TWO so-called ‘puppy farms’ in the Forest of Dean have been told to cease trading after councillors refused to renew their licences.
Protesters gathered outside the district council’s Coleford offices to vent their anger at the farms before the crunch meeting yesterday.
Protester Claire Harton-Bussey, who spoke before the meeting, said: “It is not acceptable to protect this commodity. The dogs need to be in a clean home and environment and they should be in social contact with people. This is all about profit, profit, profit for them.”
Hagloe House Farm in Blakeney, which is owned by Margaret Davies, wanted the permit to continue breeding pugs, chihuahuas, poodles and Boston terriers.
A recent inspection was carried out by vet Michael Daly, which showed shortcomings, the licensing meeting heard.
His report stated that water bowls were knocked over and the current wooden kennels were largely unchanged since the previous inspection, although new building plans had been drawn up.
David Grimsell, who was representing the Care and Respect Includes All Dogs campaign, spoke at the meeting.
He said: “Here’s an idea. Go out and buy a dog, a female. Bring her back home and put her in a barren pen about 4ft by 6ft. Then pretty much ignore her. Very occasionally let her out for 15 minutes in a concrete yard. Put a stud dog in with her and breed from her repetitively for six or seven years. When she’s no longer so productive, get rid of her. Now multiply this up about 90 times. Have rows of pens in a couple of barns. This is looking remarkably like Hagloe House Farm.”
Mrs Davies has held a dog breeding licence with Forest of Dean District Council since 2007. Her most recent expired on February 11, meaning she has been unable to advertise or sell dogs.
Campaigners said they would help rehome dogs at the site but an appeal process is likely first.
Councillor and chairman of the licensing committee, Bernie O’Neill, said: “The plans for a new building are very, very good but that was in March last year. Our main concern is about the building.”
A second application was submitted by Richard and Helen Pike, who wanted to renew their breeding licence - also for a site in Blakeney.

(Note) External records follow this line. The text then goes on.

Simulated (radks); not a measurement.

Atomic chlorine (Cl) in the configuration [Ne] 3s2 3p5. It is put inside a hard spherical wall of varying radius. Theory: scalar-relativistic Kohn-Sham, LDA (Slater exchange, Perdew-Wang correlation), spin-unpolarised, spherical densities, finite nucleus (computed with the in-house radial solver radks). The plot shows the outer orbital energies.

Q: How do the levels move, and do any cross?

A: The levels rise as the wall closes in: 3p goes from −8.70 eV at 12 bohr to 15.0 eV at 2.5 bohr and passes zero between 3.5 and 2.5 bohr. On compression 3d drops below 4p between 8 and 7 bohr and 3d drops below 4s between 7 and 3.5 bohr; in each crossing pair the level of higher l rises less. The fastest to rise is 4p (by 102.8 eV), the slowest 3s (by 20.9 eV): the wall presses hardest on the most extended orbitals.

The council rejected that appliaction too, amid fears that the dogs’ quarters were not up to required standards.
A spokesman for the district council said: “When determining an application for a dog breeding licence a local authority has to consider the requirements of the Breeding of Dogs Act 1973.”
Both applicants intend to make appeals against the decisions to the Magistrates Courts.